It is a matter of common observation
that in Western democracies public administrators and policy analysts in
general do largely limit their analyses to incremental or marginal differences
in policies that are chosen to differ only incrementally. They do not do so,
however, solely because they desperately need some way to simplify their
problems; they also do so in order to be relevant. Democracies change their
policies almost entirely through incremental adjustments. Policy does not move
in leaps and bounds.
The incremental character of political
change in the United States has often been remarked. The two major political
parties agree on fundamentals; they offer alternative policies to the voters
only on relatively small points of difference. Both parties favor full
employment, but they define it somewhat differently; both favor the development
of water power resources, but in slightly different ways; and both favor
unemployment compensation, but not the same level of benefits. Similarly,
shifts of policy within a party take place largely through a series of
relatively small changes, as can be seen in their only gradual acceptance of
the idea of governmental responsibility for support of the unemployed, a change
in party positions beginning in the early thirties and culminating in a sense
in the Employment Act of 1946.
Party behavior is in turn rooted in
public attitudes, and political theorists cannot conceive of democracy's
surviving in the United States, in the absence of fundamental agreement on
potentially disruptive issues, with consequent limitation of policy debates to
relatively small differences in policy.
Since the policies ignored by the
administrator are politically impossible and so irrelevant, the simplification
of analysis achieved by concentrating on policies that differ only
incrementally is not a capricious kind of simplification. In addition, it can
be argued that, given the limits on knowledge within which policy-makers are
confined, simplifying by limiting the focus to small variations from present
policy makes the most of available knowledge. Because policies being considered
are like present and past policies, the administrator can obtain information
and claim some insight. Non-incremental policy proposals are therefore
typically not only politically irrelevant but also unpredictable in their
consequences.
The second method of simplification of
analysis is the practice of ignoring important possible consequences of
possible policies, as well as the values attached to the neglected
consequences. If this appears to disclose a shocking shortcoming of successive
limited comparisons, it can be replied that, even if the exclusions are random,
policies may nevertheless be more intelligently formulated than through futile
attempts to achieve a comprehensiveness beyond human capacity. Actually,
however, the exclusions, seeming arbitrary or random from one point of view,
need be neither.
Achieving a Degree of
Comprehensiveness
Suppose that each value neglected by
one policy-making agency were a major concern of at least one other agency. In
that case, a helpful division of labor would be achieved, and no agency need
find its task beyond its capacities. The shortcomings of such a system would be
that one agency might destroy a value either before another agency could be
activated to safeguard it or in spite of another agency's efforts. But the
possibility that important values may be lost is present in any form of
organization; even where agencies attempt to comprehend in planning more than
is humanly possible.
The virtue of such a hypothetical
division of labor is that every important interest or value has its watchdog.

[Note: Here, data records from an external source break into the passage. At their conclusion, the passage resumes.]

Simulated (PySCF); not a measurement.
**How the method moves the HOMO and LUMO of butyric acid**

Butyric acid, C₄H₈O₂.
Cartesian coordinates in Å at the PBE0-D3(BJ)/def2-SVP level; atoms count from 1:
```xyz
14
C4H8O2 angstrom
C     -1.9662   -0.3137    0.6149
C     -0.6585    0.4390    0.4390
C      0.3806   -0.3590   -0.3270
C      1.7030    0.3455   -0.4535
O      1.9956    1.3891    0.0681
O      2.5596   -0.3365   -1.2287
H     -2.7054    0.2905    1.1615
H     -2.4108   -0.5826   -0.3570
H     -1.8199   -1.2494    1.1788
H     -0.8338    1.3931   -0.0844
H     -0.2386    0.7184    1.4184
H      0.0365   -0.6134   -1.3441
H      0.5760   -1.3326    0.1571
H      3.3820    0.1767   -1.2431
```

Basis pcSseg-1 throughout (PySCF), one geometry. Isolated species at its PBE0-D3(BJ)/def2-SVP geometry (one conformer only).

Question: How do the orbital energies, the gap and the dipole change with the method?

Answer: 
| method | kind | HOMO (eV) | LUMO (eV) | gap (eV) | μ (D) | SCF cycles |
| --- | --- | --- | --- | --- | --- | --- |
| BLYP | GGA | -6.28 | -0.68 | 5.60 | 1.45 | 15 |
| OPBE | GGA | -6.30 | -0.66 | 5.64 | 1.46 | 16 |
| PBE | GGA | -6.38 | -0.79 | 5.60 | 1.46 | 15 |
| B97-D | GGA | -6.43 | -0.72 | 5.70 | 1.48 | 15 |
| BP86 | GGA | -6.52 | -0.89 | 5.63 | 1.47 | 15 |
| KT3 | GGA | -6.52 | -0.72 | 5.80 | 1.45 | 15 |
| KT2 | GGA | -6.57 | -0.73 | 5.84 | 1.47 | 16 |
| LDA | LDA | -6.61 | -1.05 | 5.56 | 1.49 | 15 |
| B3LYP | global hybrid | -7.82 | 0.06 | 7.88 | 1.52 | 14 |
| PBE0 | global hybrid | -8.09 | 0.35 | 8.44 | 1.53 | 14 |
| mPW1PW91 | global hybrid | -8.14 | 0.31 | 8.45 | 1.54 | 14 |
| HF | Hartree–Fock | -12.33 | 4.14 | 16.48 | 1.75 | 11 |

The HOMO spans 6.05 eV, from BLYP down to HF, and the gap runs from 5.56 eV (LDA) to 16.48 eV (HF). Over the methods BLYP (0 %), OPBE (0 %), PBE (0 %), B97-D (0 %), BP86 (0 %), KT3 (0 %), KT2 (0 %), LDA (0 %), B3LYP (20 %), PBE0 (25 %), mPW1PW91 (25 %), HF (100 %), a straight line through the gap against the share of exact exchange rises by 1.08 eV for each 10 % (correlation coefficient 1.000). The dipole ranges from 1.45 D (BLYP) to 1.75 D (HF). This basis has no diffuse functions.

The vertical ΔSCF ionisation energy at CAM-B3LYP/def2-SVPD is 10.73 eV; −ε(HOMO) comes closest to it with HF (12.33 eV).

And these watchdogs can protect the interests in their jurisdiction in two
quite different ways: first, by redressing damages done by other agencies; and,
second, by anticipating and heading off injury before it occurs.
In a society like that of the United
States in which individuals are free to combine to pursue almost any possible
common interest they might have, and in which government agencies are sensitive
to the pressures of these groups, the system described is approximated. Almost
every interest has its watchdog. Without claiming that every interest has a
sufficiently powerful watchdog, it can be argued that our system often can
assure a more comprehensive regard for the values of the whole society than any
attempt at intellectual comprehensiveness.
In the United States, for example, no
part of government attempts a comprehensive overview of policy on income
distribution. A policy nevertheless evolves, and one responding to a wide
variety of interests. A process of mutual adjustment among farm groups, labor
unions, municipalities and school boards, tax authorities, and government
agencies with responsibilities in the fields of housing, health, highways,
national parks, fire, and police accomplishes a distribution of income in which
particular income problems neglected at one point in the decision processes
become central at another point.
Mutual adjustment is more pervasive
than the explicit forms it takes in negotiation between groups; it persists
through the mutual impacts of groups upon each other even where they are not in
communication. For all the imperfections and latent dangers in this ubiquitous
process of mutual adjustment, it will often accomplish an adaptation of
policies to a wider range of interests than could be done by one group
centrally.
Note, too, how the incremental pattern
of policy-making fits with the multiple pressure pattern. For when decisions
are only incremental — closely related to known policies, it is easier for one
group to anticipate the kind of moves another might make and easier too for it
to make correction for injury already accomplished.'
Even partisanship and narrowness, to
use pejorative terms, will sometimes be assets to rational decision-making, for
they can doubly insure that what one agency neglects, another will not; they
specialize personnel to distinct points of view. The claim is valid that
effective rational coordination of the federal administration, if possible to
achieve at all, would require an agreed set of values (7, p. 434) — if
'rational' is defined as the practice of the root method of decision-making.
But a high degree of administrative coordination occurs as each agency adjusts
its policies to the concerns of the other agencies in the process of fragmented
decision-making I have just described.
For all the apparent shortcomings of
the incremental approach to policy alternatives with its arbitrary exclusion
coupled with fragmentation, when compared to the root method, the branch method
often looks far superior. In the root method, the inevitable exclusion of
factors is accidental, unsystematic, and not defensible by any argument so far
developed, while in the branch method the exclusions are deliberate,
systematic, and defensible. Ideally, of course, the root method does not
exclude; in practice it must.
Nor does the branch method necessarily
neglect long-run considerations and objectives. It is clear that important
values must be omitted in considering policy, and sometimes the only way
long-run objectives can be given adequate attention is through the neglect of
short-run considerations. But the values omitted can be either long-run or
short-run.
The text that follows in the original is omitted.